One of the characteristics of TCP is its 3-way handshake (that’s also one of the reasons why it’s so slow). Each new connection requires us to go through the procedure of establishing such a handshake, it’s no different in our scenario.
Having the IP address of esky.com, we can finally send the first actual message to it. This message would be the first step of the 3-way handshake (SYN). Here’s a simple visualization of the process that you have most likely seen in some form already, the “classic” TCP handshake:
Basically, the client (a web browser) sends the SYN message to initialize the TCP connection. The message contains various configurations that the client supports (like the maximum segment size). Then, the server would respond with SYN/ACK, which:
- Acknowledges client’s request
- Includes the server’s supported configuration (again, the maximum segment size is an example of such configuration)
In the end, the client sends ACK to finalize the handshake.
Note that the ACK and SYN keywords are just flags attached to the TCP-formatted segment. They might be either on or off.

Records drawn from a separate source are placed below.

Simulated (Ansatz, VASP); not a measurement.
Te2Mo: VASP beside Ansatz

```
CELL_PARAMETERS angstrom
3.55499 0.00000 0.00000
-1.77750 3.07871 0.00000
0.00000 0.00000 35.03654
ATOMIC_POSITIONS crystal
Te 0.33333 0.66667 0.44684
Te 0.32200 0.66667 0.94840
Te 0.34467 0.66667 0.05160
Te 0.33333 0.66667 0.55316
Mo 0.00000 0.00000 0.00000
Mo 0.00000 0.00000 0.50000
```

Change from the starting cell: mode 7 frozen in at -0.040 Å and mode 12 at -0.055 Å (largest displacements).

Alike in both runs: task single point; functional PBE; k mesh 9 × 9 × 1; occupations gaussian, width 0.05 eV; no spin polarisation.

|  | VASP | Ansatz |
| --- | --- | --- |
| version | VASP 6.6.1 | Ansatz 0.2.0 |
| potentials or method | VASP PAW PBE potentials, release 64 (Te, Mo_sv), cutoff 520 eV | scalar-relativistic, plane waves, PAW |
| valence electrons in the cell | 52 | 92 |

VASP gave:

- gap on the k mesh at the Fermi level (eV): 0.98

The successful 3-way handshake results in sockets being established on the client and server sides. A socket is a pair of:
- IP address
- Port
The server’s port is usually 80 (for HTTP) or 443 (for HTTPS), while the client’s port is going to be selected randomly.
TLS
With the TCP connection established, we can move on in our journey. This time, we are going to look at TLS. Not every HTTP request is going to use TLS, since there are still lots of websites that do not utilize encryption. Their number is probably going to decrease in the future due to web browsers’ treatment of such sites – they are visually marked as insecure. esky.com rightfully utilizes HTTPS, so we are not going to skip TLS.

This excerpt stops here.